The district court then held another hearing on the motion, at which Wooldridge's appointed counsel argued that Wooldridge's psychological condition provided the exceptional circumstances that allowed the court to consider Wooldridge's motion. The State argued that Wooldridge failed to show any exceptional circumstances that excused his filing the motion almost 30 years after his conviction. The State contended that there had to be some finality to a conviction, and the State would be prejudiced if for some reason the motion was granted and Wooldridge had to be retried. The State also argued that Wooldridge's motion was successive, and he failed to provide a sufficient excuse for why he could not have raised the current issues in his first K.S.A. 60–1507 motion. The State additionally requested that the district court enter an order stating that Wooldridge was not allowed to file any more motions without written permission from the court. The district court gave Wooldridge's counsel a final chance to argue, but counsel declined to make any further arguments.

After hearing the parties' arguments, the district court stated it was finding against Wooldridge on the issue of exceptional circumstances. The district court found that Wooldridge could have raised his current issues at the time of trial, and the district court could find no authority showing that the reasons given by Wooldridge constituted exceptional circumstances allowing the district court to consider his K.S.A. 60–1507 motion. The district court found the motion was also barred because it was successive. Finally, the district court ordered that Wooldridge could not file another K.S.A. 60–1507 motion without leave of the court.

Analysis

Denial of K.S.A. 60–1507 Motion

Wooldridge argues the district court erred in denying his K.S.A. 60–1507 motion. When the district court summarily dismisses a movant's K.S.A. 60–1507 motion and denies the movant an evidentiary hearing, this court applies a de novo standard of review. See Bellamy v. State, 285 Kan. 346, 354, 172 P.3d 10 (2007).

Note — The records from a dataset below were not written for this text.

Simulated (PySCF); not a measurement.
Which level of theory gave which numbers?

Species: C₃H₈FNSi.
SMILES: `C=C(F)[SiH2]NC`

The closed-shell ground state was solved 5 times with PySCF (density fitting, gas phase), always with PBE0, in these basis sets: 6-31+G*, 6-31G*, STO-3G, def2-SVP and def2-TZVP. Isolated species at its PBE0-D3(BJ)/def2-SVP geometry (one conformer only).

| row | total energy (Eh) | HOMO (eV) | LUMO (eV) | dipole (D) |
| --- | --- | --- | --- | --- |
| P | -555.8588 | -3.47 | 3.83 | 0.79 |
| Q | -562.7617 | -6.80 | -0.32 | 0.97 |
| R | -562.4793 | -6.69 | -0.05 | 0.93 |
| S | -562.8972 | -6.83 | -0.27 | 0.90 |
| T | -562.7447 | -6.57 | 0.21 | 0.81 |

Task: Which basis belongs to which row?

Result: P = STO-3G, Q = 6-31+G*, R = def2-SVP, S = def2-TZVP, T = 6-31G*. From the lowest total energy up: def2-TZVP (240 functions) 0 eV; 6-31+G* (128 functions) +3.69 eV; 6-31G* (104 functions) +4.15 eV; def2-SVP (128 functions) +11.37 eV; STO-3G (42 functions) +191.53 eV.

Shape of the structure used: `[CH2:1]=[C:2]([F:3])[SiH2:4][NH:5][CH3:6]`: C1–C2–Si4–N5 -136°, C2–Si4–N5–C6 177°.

The district court denied Wooldridge's motion as both untimely and successive. The sentencing court is not required to entertain a second or subsequent K.S.A. 60–1507 motion on behalf of the same prisoner. K.S.A. 60–1507(c); Supreme Court Rule 183(d) (2012 Kan. Ct. R. Annot. 274). Unless the movant has shown the existence of exceptional circumstances, the district court can dismiss a second or successive motion because it is an abuse of remedy. State v. Kelly, 291 Kan. 868, 872, 248 P.3d 1282 (2011). “ ‘A [movant] in a 60–1507 motion is presumed to have listed all grounds for relief and a subsequent motion need not be considered in the absence of [a showing of] circumstances justifying the original failure to list a ground.’ “ State v. Trotter, 296 Kan. 898, 904–05, 295 P.3d 1039 (2013).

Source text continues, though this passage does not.